Closed MichaelChirico closed 4 years ago
From: Prof Brian Ripley <ripley@<::CENSORED -- SEE ORIGINAL ON BUGZILLA::>> Berwin,
It's fortuitous that this works at all.
The problem is not in update but in glm itself: take a look at fm$formula after the first fit. fm$terms has the right formula, but formula() extracts the $formula component first.
I am not currently sure what the right fix is, so will not try to fix this in R-patched/1.9.1.
Brian
On Fri, 21 May 2004 berwin@<::CENSORED -- SEE ORIGINAL ON BUGZILLA::> wrote:
Dear all,
I noticed the following while playing around with fitting log-linear
models to contingency tables using R 1.8.1, but the problem also
exists under R 1.9.0.
A reproducible example uses the following contingency table:
> library(MASS)
> data(quine)
> tmp <- with(quine, expand.grid(Eth=levels(Eth), Sex=levels(Sex),
+ Lrn=levels(Lrn), Age=levels(Age)))
> n <- nrow(quine)
> quine2 <- with(quine,
+ data.frame(tmp,
+ Count=as.vector(tapply(rep(1,n), list(Eth, Sex, Lrn, Age), sum))))
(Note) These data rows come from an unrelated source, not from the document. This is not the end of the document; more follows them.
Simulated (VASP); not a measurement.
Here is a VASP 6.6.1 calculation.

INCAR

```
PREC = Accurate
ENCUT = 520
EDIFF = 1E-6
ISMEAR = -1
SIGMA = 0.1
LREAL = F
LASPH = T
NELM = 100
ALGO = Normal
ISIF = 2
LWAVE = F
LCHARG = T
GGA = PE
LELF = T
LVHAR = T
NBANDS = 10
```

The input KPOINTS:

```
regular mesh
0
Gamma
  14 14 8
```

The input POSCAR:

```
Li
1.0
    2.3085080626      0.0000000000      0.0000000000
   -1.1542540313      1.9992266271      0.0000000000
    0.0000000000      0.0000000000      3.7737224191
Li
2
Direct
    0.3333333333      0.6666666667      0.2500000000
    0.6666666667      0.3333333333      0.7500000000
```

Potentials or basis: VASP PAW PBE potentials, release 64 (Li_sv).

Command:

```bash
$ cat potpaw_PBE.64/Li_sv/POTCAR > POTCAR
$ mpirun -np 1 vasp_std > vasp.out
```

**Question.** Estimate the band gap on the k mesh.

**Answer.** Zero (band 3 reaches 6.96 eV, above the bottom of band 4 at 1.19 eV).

First fit a saturated model and see which term we can drop:
> fm <- glm(Count ~ .^4, quine2, family=poisson)
> drop1(fm, test="Chisq")
Single term deletions
Model:
Count ~ .^4
Df Deviance AIC LRT Pr(Chi)
<none> 6.661e-16 148.916
Eth:Sex:Lrn:Age 2 0.422 145.338 0.422 0.81
Drop the four-way interaction and check which term we can drop next:
> fm <- update(fm, . ~ . - Eth:Sex:Lrn:Age)
> drop1(fm, test="Chisq")
Single term deletions
Model:
Count ~ .
Df Deviance AIC LRT Pr(Chi)
<none> 35.893 142.810
Eth 1 36.332 141.248 0.439 0.507811
Sex 1 37.238 142.154 1.345 0.246237
Lrn 1 37.392 142.308 1.499 0.220842
Age 3 49.818 150.735 13.925 0.003009 **
---
Signif. codes: 0 `***' 0.001 `**' 0.01 `*' 0.05 `.' 0.1 ` ' 1
All of a sudden there are only the main effects left and all
interaction terms have been removed. I expected to see at this point
a test for all three-way interactions. Since I started of with the
saturated model and used update to remove the four-way interaction,
all two-way and three-way interactions should still be in the model.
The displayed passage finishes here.